# 1968 GTO NEW GAS TANK WITH FILLER NECK



## MJM1968 GTO (Feb 10, 2019)

Hi,

I need some help I need a new gas tank for a 68 GTO I ordered one through Ames but it won't come for 1-6 months. The other places I look like OPGI, Summit, Jegs NPD don't have gas tanks with the filler neck. Any help or ideas
Thanks
Mike


----------



## BearGFR (Aug 25, 2008)

You may just have to wait, unfortunately. '68's are difficult because a lot of things on them were one year only, including the fuel tank. I don't know if a tank for '69-'70 can be made to work or not, but they're easier to get. Maybe someone else on here knows?

Bear


----------



## O52 (Jan 27, 2019)

Do you have the original tank and filler neck? Sometimes its better to order one without the neck and reuse the original since the filler neck often gets damaged in shipping. A good radiator shop can swap the necks.


----------



## deanhickey (Apr 6, 2015)

use your old filler neck it is just soldered in place. Having the correct filler neck makes a difference . Don't ask how I know.


----------



## 1968gto421 (Mar 28, 2014)

deanhickey said:


> use your old filler neck it is just soldered in place. Having the correct filler neck makes a difference . Don't ask how I know.

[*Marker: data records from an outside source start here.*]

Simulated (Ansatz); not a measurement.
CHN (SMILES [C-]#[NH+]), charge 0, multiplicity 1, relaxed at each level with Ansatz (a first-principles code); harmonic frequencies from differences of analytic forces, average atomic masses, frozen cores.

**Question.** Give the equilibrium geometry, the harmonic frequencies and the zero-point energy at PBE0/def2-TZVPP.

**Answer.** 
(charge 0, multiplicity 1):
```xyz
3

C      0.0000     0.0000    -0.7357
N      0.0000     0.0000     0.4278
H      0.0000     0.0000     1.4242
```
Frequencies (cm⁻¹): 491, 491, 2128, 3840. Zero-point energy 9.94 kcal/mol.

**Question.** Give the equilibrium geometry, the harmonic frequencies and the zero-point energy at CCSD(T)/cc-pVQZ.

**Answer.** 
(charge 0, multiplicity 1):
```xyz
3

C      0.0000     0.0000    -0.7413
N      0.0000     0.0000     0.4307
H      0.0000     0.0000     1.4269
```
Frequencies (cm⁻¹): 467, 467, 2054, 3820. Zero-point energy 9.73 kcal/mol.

Dean is right , this is the best way to go. Just find a good radiator shop. TANKS inc sells 1968 GTO tanks with a stub filler neck that you connect to the original filler neck with a special hose (ikind of like the ones on the "60"s Mustangs)






1968 Pontiac GTO and Lemans Fuel Tank - For Fuel Injection


Tanks, Inc. manufactures fuel system components and polyethylene, steel and stainless steel gas tanks for street rods and special interest vehicles.



www.tanksinc.com





Somewhere I couldn't find it on the PY forum there was a post by Greg Reid who used a 1969 tank with filler on his '68 GTO by slighty modifying the "69 filler neck

Thses are about the only options I know of for a gas tank on a "68. Best of luck.


----------